Whenever a poll shows an unusual result I offer the same caveat – sure, it could be the start of some new trend, but more often than not it turns out to be a blip caused by normal sample error. Pollsters’ different methodologies have impacts upon their topline figures, and ICM tends to show some of the most positive figures for the Conservatives

Equally, YouGov tends to record some of the highest numbers for Labour. So until other polls show what ICM shows today, it’s more realistic to conclude that Miliband’s party still enjoys a small lead.

But before we dismiss today’s numbers and move on, it’s worth making a couple of points — and neither reflects particularly well on Labour.

The first is that Labour’s poll lead (if that is what it continues to be) has hardly shifted from where it was last December. Indeed its percentage share — and that of the Conservatives — has declined slightly. That decline is explained by the rise of the “Others” — where once the Liberal Democrats as the “third party” would pick up the protest vote, it is now going elsewhere.

Labour is failing to pick up the protest vote because it is still blamed, at least in part, for the economic situation. It must hope that, as the parliamentary session progresses, the blame shifts from red to blue.
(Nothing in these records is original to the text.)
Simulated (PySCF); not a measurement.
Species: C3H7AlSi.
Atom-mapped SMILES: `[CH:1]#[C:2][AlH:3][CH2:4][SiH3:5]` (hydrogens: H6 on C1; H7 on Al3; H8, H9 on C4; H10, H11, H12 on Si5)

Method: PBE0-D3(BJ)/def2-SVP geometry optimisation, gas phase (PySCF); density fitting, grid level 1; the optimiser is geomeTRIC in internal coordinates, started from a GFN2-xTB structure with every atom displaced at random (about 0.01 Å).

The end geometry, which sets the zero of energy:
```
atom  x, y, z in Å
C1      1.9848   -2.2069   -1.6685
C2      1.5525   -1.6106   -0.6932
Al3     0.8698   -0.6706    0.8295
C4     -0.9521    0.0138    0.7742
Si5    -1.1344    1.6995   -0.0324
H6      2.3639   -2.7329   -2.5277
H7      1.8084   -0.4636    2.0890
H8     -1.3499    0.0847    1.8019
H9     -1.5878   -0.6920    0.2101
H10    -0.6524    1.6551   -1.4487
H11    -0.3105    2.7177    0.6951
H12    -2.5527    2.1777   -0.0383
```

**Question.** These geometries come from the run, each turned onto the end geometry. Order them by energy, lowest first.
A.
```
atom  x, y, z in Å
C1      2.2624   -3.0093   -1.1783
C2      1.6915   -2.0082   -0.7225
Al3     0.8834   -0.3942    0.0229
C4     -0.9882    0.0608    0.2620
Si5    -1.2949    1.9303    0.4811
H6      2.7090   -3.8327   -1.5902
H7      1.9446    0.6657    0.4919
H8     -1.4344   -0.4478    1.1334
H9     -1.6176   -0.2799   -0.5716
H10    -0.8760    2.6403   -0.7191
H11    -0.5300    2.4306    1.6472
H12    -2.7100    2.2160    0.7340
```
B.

The second thing to acknowledge is that the unions made a tactical error last week — an error not of intention but of timing — and that may be reflected in the ICM numbers. As one shadow cabinet minister described it to my colleague Rafael Behr, the decision to strike less than 24 hours after George Osborne’s Autumn statement was “a source of frustration”. Privately, the language was doubtless far stronger. As Rafael notes in this week’s Politics Column:

Miliband would gladly have let the news of [George] Osborne’s economic woes reverberate through the week. Instead, the focus shifted to an issue that risks discomfort for the Labour leader, given his party’s financial reliance on trade unions.

It was not to be and David Cameron and Osborne escaped from a potentially tricky week unscathed.